I get the distinct impression that this story was inspired by true events. The way it is structured and the way the characters relate to each other just gives me the feeling that the writer of this movie had a night very much like this one in his college years. Perhaps in the hazy fog of nostalgia, this night out drinking and partying is now remembered as the stuff of legend, where friendships were forged and blottoed heroes were born. And yet, more than likely this night was none of those things, merely exaggerated to epic proportions in hindsight, morphed into something just outrageous enough to inspire a screenplay about the craziest night of this writer's life. Assuming I'm correct here, the fact that this is what he came up with is just sad.

I'm sure the writer remembers the unfunny douchbags these characters are based on as being just hysterical, but either he was mistaken, or there's something lost in the translation. I am immediately affronted by the in your face attitude of what I gather by context is our primary source of what would otherwise be comic relief, a fast talking loser doing what I think is his best Vince Vaughn impression. He's joined by the straightest of straight men with the personality of a brick who borings his way through boring like some kind of mad genius in the art of boring. And then there's Jeff Chang, the walking stereotype of an Asian youth, stressed out and forced into a life of over-achievement, just one beer away from exploding into a fury of repressed insanity. I do not find anything remotely entertaining about any of these people.

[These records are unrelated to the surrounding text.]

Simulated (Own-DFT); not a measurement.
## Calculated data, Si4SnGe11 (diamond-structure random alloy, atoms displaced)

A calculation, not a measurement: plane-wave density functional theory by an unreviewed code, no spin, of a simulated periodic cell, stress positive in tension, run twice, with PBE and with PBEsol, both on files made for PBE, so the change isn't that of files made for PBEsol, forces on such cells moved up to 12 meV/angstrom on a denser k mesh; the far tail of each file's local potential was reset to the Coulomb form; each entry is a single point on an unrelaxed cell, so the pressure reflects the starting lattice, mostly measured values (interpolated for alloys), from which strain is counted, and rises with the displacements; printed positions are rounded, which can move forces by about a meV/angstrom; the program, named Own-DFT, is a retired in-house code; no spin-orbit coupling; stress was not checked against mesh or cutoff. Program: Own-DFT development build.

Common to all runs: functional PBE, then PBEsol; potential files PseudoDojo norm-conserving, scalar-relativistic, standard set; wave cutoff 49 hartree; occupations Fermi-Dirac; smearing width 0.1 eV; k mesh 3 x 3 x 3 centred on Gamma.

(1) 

Though it doesn't quite rise to the level of Identity Thief, the characters here are just so unlikable that I can't become invested in their plight at all, which just makes it all the more insulting when the movie expects me to root for them and relate to their problems. I don't necessarily need a likable protagonist in order to enjoy a movie, I just don't want to be force fed an unlikable one as if they were. Curb Your Enthusiasm, one of the greatest television series of all time, is all about a self centered jerk, but the reason it works is that I'm not expected to sympathize with him. The world in which he exists is at best casually indifferent towards him morally, if not actively hostile against him. 21 And Over wants me to love its self centered jerks just because, and makes no effort to earn my affection, I assume because it assumes I'm just as much of a douche as the people on screen, and will thus naturally relate.

You know, even the worst American Pie movies, including the straight to DVD sequels, had at least one funny moment in them, even if it was extremely brief. I honestly can't think of one thing I laughed at in this entire mess. I see where they were trying to set up situations in which things might have become funny, but they never bother to follow through with any of them. I don't mean the movie tries to be funny and fails. It never tries. I want to say its half assed, but I think that might be too generous. Is it possible to use less than half an ass doing something? Could this movie be using a quarter, or even perhaps an eighth of its ass? It skates just up to the edge of mean spirited without being outright offensive in its unfunnyness, but that's about as high a compliment as I can muster.

There is nothing about this movie, no character or set piece, that is the least bit charming, let alone amusing. I haven't been paying all that much attention to the box office, but I can only hope that enough people saw reason after watching the trailer for this and stayed away. If this movie made enough money to encourage more of its kind, I don't know if I'd want to live in that terrible future world. If there's still time, please stay away. Don't give them an excuse to make 22 And Over. My soul can't take it. Jeff Chang.